Post
Topic
Board Development & Technical Discussion
Merits 3 from 1 user
Re: Solving Selfish/Colluding Mining
by
onelineproof
on 07/09/2018, 13:39:01 UTC
⭐ Merited by DarkStar_ (3)
@Heretic says:
Quote
If the mining reward is reduced with a drop in difficulty, Bitcoin becomes even less profitable to mine, with more and more miners leaving as block reward is further and further dynamically reduced, creating the very pool of "spare" hashing power that the difficulty-dependent-block-reward is trying to avert.
I want to revist this scenario, assuming no merge mining. First, I think a price drop will be slightly offset by the lower rate of coins being mined. Also, confirmation times will get longer: Both the time to get a block will increase and the number of confirmations needed to have enough work done on the chain so that your transaction is considered safe. The fees would likely rise and this would increase rewards to miners, especially in a fee-market dominated future. It would be nice to write this up in terms of mathematical equations to see exactly what would happen.

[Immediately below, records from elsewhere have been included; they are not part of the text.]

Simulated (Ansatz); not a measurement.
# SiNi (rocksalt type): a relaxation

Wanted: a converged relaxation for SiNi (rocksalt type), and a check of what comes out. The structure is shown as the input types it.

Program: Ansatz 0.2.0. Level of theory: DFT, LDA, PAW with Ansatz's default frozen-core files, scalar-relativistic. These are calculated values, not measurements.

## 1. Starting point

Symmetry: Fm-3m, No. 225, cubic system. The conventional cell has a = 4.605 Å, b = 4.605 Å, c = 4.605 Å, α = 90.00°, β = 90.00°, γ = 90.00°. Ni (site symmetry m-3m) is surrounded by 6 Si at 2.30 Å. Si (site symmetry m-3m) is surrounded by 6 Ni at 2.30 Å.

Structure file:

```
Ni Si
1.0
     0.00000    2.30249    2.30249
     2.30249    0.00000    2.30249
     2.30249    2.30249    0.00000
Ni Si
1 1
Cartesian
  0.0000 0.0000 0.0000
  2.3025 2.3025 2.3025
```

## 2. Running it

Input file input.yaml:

Anyway, I am proposing just to modulate the fees (not the fixed subsidy). I think a good way would be to let users choose how their fees are used. If a user wants, they can say: "I am paying f h/p to the miner", where f is the nominal fee, h the hashrate of the past period (current hashrate), p the peak hashrate. So the miner who mines the block with that transaction will only get f h/p, and f-fh/p will be kept in reserve and can slowly be released to miners as the hashrate approaches the peak. For example, if once the current 144 block period is over, it is calculated that h2 > h, then h2/p-h/p will be released to miners who mine the blocks in the next period (perhaps spread evenly over that period). Like this each user can choose more precisely how they want their fees spent, and it makes sense that they would care about the security provided by blocks coming after the transaction they make, instead of just caring about the immediate block they get their transaction on.

Can this sort of thing be done easily with a soft fork or some kind of smart contract between users and miners? I don't know, I am thinking about it.

@Heretic says:
Quote
Anyone willing to waste their resources on mounting a 51% attack on Bitcoin will do so regardless of whether we try to tweak the incentive structure in one way or another. Assuming such an adversary exists, selfish mining or covertly aggregating (unused) reserve hashing power would be the least of our worries.
Also revisiting this...I think I should add another category of attacks that I am trying to prevent: subtle attacks that are profitable and don't significantly affect the price of Bitcoin. This could be block withholding attacks (mining pools wasting each other's resources), networking attacks (to mess with other miners' connectivity), physical attacks (like purposely selling defective hardware and for yourself mining with the good hardware). I think this is what Peter Todd was talking about in the Reddit post about "other subtle and more effective attacks", and he (and others) likely don't want to lay them all out to give attackers bad ideas. Even EMP attacks on general electric devices can be considered "subtle" as it can be done to look like just an attack on general devices, while really it is targetting an area dense with honest miners. The selfish mining attacks and collusion attacks (the other categories) can also be done quite profitably I think, but with Internet anonymity still immature, they are less practical (as Peter Todd also indicated). In general, the point of my proposal is to disincentivize miners from driving out the competition. With the same reward for a lower hashrate, it is profitable to drive out competiton (lower overall hashrate) as that gives a bigger share to the attacker, and the same reward. If someone knows other ways to achieve this goal, then please let me know. This is one simple way that I think would work.